Let $x$ and $y$ are two arrays of independent random numbers with Gaussian normal distribution. $X$ and $Y$ are their accumulated values at each step,
$X_i = \sum_{k=0}^i x_k$
$Y_i = \sum_{k=0}^i y_k$
Even though there is no correlations between $x$ and $y$, since they are i.i.d, but there appears to be strong correlation between $X$ and $Y$.

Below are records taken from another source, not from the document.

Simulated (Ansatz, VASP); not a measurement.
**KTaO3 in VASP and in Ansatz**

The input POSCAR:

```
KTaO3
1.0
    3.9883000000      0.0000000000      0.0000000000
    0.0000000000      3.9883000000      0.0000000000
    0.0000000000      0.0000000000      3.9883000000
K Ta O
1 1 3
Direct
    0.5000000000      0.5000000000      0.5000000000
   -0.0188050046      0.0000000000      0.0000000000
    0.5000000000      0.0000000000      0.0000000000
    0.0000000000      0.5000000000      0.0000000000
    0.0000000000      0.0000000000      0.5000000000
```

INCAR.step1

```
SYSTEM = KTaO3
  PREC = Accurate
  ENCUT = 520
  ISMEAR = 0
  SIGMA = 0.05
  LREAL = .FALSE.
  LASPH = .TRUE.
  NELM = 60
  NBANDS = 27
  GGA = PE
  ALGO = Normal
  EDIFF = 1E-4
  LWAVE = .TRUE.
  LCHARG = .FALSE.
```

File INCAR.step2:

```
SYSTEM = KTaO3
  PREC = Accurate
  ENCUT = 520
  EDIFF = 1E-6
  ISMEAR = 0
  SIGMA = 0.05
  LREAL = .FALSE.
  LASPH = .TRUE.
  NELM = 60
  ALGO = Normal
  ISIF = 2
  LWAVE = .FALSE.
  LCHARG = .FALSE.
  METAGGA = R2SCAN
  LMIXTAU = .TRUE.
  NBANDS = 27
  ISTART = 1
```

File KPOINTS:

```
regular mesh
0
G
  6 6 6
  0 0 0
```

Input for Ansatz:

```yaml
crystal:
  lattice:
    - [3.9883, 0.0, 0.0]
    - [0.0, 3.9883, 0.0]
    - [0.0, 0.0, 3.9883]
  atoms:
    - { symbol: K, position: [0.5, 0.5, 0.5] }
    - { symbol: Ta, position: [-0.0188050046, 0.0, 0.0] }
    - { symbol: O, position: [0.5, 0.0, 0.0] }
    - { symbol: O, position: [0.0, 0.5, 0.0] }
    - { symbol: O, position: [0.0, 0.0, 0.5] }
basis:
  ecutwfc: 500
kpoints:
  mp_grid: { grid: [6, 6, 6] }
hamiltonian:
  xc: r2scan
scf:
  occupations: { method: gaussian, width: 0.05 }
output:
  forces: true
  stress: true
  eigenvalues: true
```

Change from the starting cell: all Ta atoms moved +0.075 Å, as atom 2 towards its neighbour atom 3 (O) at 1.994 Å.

I was writing some R code and found this perplexing, someone with better math knowledge might have a simple explanation of this phenomena?
R code here:
N = 1000
x = rnorm(N)
y = rnorm(N)
X = x
for(i in 2:N){ X[i] = X[i-1] + x[i]}
Y = y
for(i in 2:N){ Y[i] = Y[i-1] + y[i]}
summary(lm(y~x))
summary(lm(Y~X))
The first regression shows $R^2$ almost zero, will second one has rather large nonzero $R^2$. Try this multiple times.
Try plotting them and you might see why:
x and y, correlation - 0.000755:
X and Y, correlation 0.3245:
Essentially x and y are truly random next to each other, whilst it is the X and Y that go on a "walk" together and thus have correlation just because of the clustering of points on the X, Y graph.